Photo taken by wifey from our backyard showing a large plume of ash and smoke from Taal which is several kilometers away.

Our flight, consequently, was diverted. A friend said news back in the Philippines say we’ll be landing in Clark, Pampanga but an hour later the flight map on my seat TV displayed our destination is no longer Manila–we were heading Cebu.

Diverted to Cebu.

I can’t recall ever feeling so uncertain, so confused. When we landed in Mactan I was calm, I followed orders but can’t wait to get over it and just be home. It was my first time in Cebu but it would’ve been a pleasant experience if it was planned and obviously this one isn’t. That time I didn’t even have any idea how long we’d be at the airport.

Perspective from my own sleeping space on the floor.
Getting my ref magnet to show I was in Cebu.

Two free Jollibee chicken meals later and an hour or so later sleeping on the floor with other stranded passengers, we got the final good news. Manila has cleared its airport for inbound flights. We will be home.

It’s interesting how this decade started. A trip to Kansas was a nice way to welcome the year but I didn’t see this Taal factor coming. Nobody did. Alexa, skip 2020!

***

Never imagined we’d be talking to a speaker.

I got a lovely Christmas present in the form of an Amazon Echo 2nd Generation but we had difficulty making it work since December. We soon learned that this is a known issue if activated outside US. I was so desperate and almost accepted we have an expensive paper weight.

I watched several YouTube videos on how to hack it but none of those fixed the issue. I even thought of bringing the one-kilo plus speaker to Kansas to see if I can set it up there but better judgment stopped me. I always prefer travelling light.

When I returned home from the client’s boot camp, despite fear that anytime we’d vacate our house if Taal worsens, we tried our luck once more to communicate with Alexa. Luckily, my Facebook cry for help resulted to useful replies. One said she also has an Echo and that she was able to make it function. I was encouraged so I searched online once more and one site did the trick. Few minutes after I clicked the first hyperlink on Techie Gadgets’ article, we already started interacting with Alexa. So again, “Alexa, skip 2020?”

***

Mood: 2/10 Honks! (Day 3 since Taal has been lowered to level 3 alert.)

People Who Choose to Serve in the Midst of Calamity

Last night I realized I was running low on gas so I stopped at a Caltex station few kilometers from home. The attendants were standing outside happily waving and directing me to a pump. When I rolled down my window I noticed that these guys are wearing masks, their uniforms obviously dusty, and the gas pumps covered with ash but still everything seemed routine, they never hesitated to serve. No complaints whatsoever. The crew who filled my tank even asked how I was doing.
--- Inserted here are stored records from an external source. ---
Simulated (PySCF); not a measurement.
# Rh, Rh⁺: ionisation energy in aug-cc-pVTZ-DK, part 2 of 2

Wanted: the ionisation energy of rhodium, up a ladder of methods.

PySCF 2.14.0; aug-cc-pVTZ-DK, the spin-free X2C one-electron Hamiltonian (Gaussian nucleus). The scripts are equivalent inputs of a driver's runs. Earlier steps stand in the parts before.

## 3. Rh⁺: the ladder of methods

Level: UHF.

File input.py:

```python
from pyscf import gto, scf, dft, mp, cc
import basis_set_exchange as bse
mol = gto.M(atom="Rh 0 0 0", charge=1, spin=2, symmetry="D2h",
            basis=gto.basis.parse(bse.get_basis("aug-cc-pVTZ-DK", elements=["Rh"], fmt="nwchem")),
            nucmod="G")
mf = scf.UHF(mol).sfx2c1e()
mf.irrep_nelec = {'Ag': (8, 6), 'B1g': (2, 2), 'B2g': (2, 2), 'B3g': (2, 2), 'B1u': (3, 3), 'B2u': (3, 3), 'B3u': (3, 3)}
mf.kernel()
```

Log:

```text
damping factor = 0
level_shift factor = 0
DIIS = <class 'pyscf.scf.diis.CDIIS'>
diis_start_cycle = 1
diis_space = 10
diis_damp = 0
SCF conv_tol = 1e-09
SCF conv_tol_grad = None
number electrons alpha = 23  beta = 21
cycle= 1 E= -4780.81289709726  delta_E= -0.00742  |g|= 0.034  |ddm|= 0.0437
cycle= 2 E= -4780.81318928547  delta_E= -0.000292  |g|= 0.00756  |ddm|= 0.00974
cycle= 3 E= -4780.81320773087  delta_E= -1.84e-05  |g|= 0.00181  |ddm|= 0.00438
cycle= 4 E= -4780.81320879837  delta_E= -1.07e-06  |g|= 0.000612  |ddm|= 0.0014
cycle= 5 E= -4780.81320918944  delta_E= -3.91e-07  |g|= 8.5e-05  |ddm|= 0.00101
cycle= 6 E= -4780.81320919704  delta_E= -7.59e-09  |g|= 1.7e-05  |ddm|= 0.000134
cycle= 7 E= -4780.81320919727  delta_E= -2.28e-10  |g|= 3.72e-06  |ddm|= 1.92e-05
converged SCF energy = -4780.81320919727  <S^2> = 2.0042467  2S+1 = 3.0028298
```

This is customer service. This is business continuity. These guys could’ve just decided not to report to work anymore due to obvious reasons–there is ashfall all over and they’d be standing outside their entire shift. Yes, outside, exposed. Yet they reported and continued to work.

Hope this story would put an end to unfair biases I read recently. We should not imply that because other companies continue to remain operating despite the circumstances the bosses are heartless. That because another business allowed their staff not to work, they are already the best employers. That is just not how it works. So please, spare me the drama.

***

(Original FB post)

Didn’t expect that the original post (my personal Facebook page) will pick up and get shared. As of this writing it has reached 60 plus shares and 160 plus reactions. This beats my dance video. Hahaha.

***

Mood: 2/10 Honks!!! (Almost 20 hours after I got home from an eventful return trip.)

December Weddings

Today I almost missed attending a friend’s wedding (Villafuerte-Espinosa) due to sore throat. Since I’ve prepared for this day so I could see this normally rugged and casual guy march down the aisle in barong tagalog to meet his bride, I dragged my aching throat and drove my way to Tagaytay.

I arrived at the Ina ng Laging Saklolo Church late, but not late enough to be included in the photo op (which I swear is the most stressful part of any wedding) with other friends and co-workers.  And as if by reflex, after the pictures have been taken, I with a couple of friends sped off to the reception area at Lake Garden Hotel and arrived there first. It dawned on me that I could win an Amazing Race series if all the pit stops are event reception centers. I’ve done this a couple of weddings already.

The tables and buffet meals were set overlooking the picturesque Taal Lake. The weather was good and the view of the volcano was a perfect background for the bride, groom and all the guests. It would have been more perfect if there was alcohol to warm up our body from the chilly atmosphere. But then again it wouldn’t have mattered as I got the damn sore throat.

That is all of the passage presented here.